Is the space of $k$-symmetric tensors generated by the "diagonal elements"? Let $A$ be a commutative ring with 1, and $M$ a free $A$-module of rank $n$.
Let $Sym^k(M)$ denote the subspace of $M^{\otimes k}$ generated by the symmetric tensors.
Is this space spanned by the diagonal elements $m^{\otimes k}$ for $m\in M$?
 A: $Sym(k)(M)$ is free with basis $\bar e_I =\sum_{\sigma \in S_k/Fix(I)}e_{\sigma(i_1)}\otimes\cdots \otimes e_{\sigma(i_k)}$ where $I={i_1\le \ldots \le i_k}$ all possible multisubsets of $\Lambda$ of cardinality $k$   . 
One  can check the general equality:
$$\sum_{\sigma \in S_k} v_{\sigma(1)}\otimes \cdot \otimes v_{\sigma(k)}= \sum_{J\subset I}(-1)^{|I|-|J|}(\sum_{j \in J} v_j)^{\otimes k}$$
Therefore, if $I$ is an ordinary subset then $\bar e_I$ is generated by diagonal elements. If $k!$ is invertible ( or even a weaker condition) this is true for all $I$ , since we can divide by the order of the group $Fix(I)$. 

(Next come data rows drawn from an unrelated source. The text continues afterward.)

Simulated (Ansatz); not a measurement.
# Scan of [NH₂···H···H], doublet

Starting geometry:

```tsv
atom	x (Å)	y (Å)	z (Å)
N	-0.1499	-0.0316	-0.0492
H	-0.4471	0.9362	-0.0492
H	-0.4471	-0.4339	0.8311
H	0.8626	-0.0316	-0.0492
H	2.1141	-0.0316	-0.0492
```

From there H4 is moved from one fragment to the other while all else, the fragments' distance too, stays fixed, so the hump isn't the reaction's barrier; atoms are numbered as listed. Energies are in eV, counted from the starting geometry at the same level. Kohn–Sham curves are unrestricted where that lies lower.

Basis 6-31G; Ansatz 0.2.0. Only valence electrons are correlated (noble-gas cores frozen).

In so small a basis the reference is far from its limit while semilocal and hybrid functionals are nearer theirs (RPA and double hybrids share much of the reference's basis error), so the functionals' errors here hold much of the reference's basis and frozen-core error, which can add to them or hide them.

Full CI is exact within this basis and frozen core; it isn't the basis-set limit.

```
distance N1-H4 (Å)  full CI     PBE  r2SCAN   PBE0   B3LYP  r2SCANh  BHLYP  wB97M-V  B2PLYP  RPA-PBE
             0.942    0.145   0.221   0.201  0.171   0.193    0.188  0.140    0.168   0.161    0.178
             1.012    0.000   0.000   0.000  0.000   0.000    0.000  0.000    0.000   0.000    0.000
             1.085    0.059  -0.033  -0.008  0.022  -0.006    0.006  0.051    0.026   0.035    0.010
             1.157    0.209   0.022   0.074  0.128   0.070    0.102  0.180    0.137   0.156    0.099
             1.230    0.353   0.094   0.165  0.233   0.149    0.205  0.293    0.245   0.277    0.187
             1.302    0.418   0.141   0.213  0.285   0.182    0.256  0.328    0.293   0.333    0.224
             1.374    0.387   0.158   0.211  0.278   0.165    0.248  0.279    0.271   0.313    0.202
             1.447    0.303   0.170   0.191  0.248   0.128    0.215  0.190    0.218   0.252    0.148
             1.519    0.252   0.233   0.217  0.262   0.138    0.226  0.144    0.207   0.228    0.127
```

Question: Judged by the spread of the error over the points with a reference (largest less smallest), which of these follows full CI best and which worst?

I see a problem in the case $k=3$, $M=\mathbb{Z}^2$ free over $\mathbb{Z}$, with basis $e_1$, $e_2$. Then the basic element corresponding to the multisubset $(1^2,2)$ is $e_1\otimes e_1 \otimes e_2+ e_1\otimes e_2 \otimes e_1 + e_2\otimes e_1 \otimes e_1$. In fact, we can show that $Sym^3(\mathbb{Z}^2)$ is not generated by elements of form $(\alpha e_1 + \beta e_2)^{\otimes 3}$. Indeed, expanding we get 
$$(\alpha e_1 + \beta e_2)^{\otimes 3}=\alpha^3 e_1\otimes e_1 \otimes e_1 + \alpha^2 \beta (e_1\otimes e_1 \otimes e_2+ e_1\otimes e_2 \otimes e_1 + e_2\otimes e_1 \otimes e_1) + \alpha \beta^2 (e_1\otimes e_2 \otimes e_2+ e_2\otimes e_1 \otimes e_2 + e_2\otimes e_2 \otimes e_1) + \beta^3 e_2\otimes e_2 \otimes e_2$$
Denoting by $u=e_1\otimes e_1 \otimes e_2+ e_1\otimes e_2 \otimes e_1 + e_2\otimes e_1 \otimes e_1$, $v=e_1\otimes e_2 \otimes e_2+ e_2\otimes e_1 \otimes e_2 + e_2\otimes e_2 \otimes e_1$, the question is whether any $p u + q v$ is in the span of $\alpha^2 \beta u+ \alpha \beta^2 v$.  But it's easy to see that $\alpha^2 \beta + \alpha \beta^2$ is always even, so the answer is negative. 
I thank @Dap: for the correction regarding the basis of $Sym^k(M)$.